Fraud escalating in tandem with the origination boom.

A man buys a house with a loan from a local bank. Instead of occupying the house as required by the lender, he rents it out, pockets the money, and defaults on the loan.

A potential homebuyer who cannot qualify for a loan finds someone who can. This straw borrower takes out the mortgage, turns it over to the homebuyer, collects a fee, and walks away from the deal.

And a mortgage broker helps a borrower prepare false tax returns in order to qualify for a loan from a mortgage bank.

Growing Problem

These are examples of three of the most prevalent types of mortgage fraud, which has become much more commonplace as a result of the nationwide boom in originations.

Speakers at a recent seminar on mortgage fraud said the boom in the mortgage industry, while generating fat profits for mortgage lenders, is also fueling an increase in fraud as lenders get sloppy trying to keep up with a torrent of loan applications, or participate in illegal activities themselves.

The seminar was sponsored by the Mortgage Asset Research Institute.

Lenders that pride themselves on speedy loan funding need to be careful not to expose themselves to increased fraud, said Patrick Neri, assistant inspector general for investigation at the Department of Housing and Urban Development.

Scam in Chicago

Take the case of Roosevelt Stacy. The Chicago-area mortgage broker ran a successful mortgage business based entirely on false loan applications. He obtained mortgages for people with bad credit ratings by faking everything from the Social Security number to the tax returns.

In a series of television commercials made by Mr. Stacy and shown at the seminar, the broker's success is comically apparent as his clothing becomes finer from commercial to commercial. Mr. Stacy is now serving a 48-month prison term for mortgage fraud.

Preliminary results from an FBI study indicate that as many as 10% of mortgage applications contain fraudulent information, said Ronald L. Dick, supervisory special agent of the Federal Bureau of Investigation's white-collar crime unit. Mr. Dick said it was too early to draw significant conclusions from the study.

Federal crime statistics show that fraud remains a pervasive problem in banking. Efforts to root out criminal activity have met with some success, but the FBI believes the problem will continue to worsen.

Heavy Caseload

As of the end of March, the FBI had 10,028 financial institution fraud cases of all kinds pending, almost half of which are considered "major." A major case is one in which at least $100,000 is lost to fraud. By the end of 1995, the FBI estimates it will have more than 11,000 cases pending, with well over 6,000 in the major-case category. While some of the increase is attributable to improved detection and reporting, Mr. Dick said fraud continues to grow.

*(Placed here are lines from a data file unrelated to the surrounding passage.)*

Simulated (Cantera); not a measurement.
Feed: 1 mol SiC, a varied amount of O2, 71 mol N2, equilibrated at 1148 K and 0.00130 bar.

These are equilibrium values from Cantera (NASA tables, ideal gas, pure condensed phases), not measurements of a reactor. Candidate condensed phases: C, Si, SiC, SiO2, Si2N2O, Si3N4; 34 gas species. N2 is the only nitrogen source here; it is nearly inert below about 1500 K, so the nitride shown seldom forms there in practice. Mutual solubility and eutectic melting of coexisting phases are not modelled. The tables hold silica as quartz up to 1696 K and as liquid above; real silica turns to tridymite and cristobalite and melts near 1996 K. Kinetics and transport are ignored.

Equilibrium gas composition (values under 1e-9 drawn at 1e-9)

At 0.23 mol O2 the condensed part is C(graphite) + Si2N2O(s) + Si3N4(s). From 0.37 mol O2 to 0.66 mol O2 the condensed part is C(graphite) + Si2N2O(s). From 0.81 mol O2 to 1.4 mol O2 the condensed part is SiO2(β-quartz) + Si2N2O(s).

The FBI on average spends less than a year on its cases, indicating that most of the cases the agency expects to have pending in 1995 have not yet been filed. "The problem is not going away," said Mr. Dick.

Worse After Deregulation

He said fraud in financial transactions increased significantly after the 1982 deregulation of the banking industry as banks moved into risky real estate lending. But he added that fraud in its various forms would always be a feature of the banking landscape.

"Regardless of whether the banking industry is in chaos or a state of robust health, fraud will continue," Mr. Dick said.

Speakers at the seminar gave some basic rules for lenders to follow to avoid getting caught up in fraud:

* Insist on face-to-face interviews with prospective borrowers.

* Never allow clients to sign blank forms.

* Always immediately report suspected fraud to the appropriate authorities.

And most financial institutions, the attendees were told, should consider starting an internal compliance operation. The speakers conceded that this could be costly and time-consuming but said cost would not be viewed as an excuse by regulators.

"The fraud is cutting across all ends of the business, and it's making everybody's job harder," Mr. Neri said.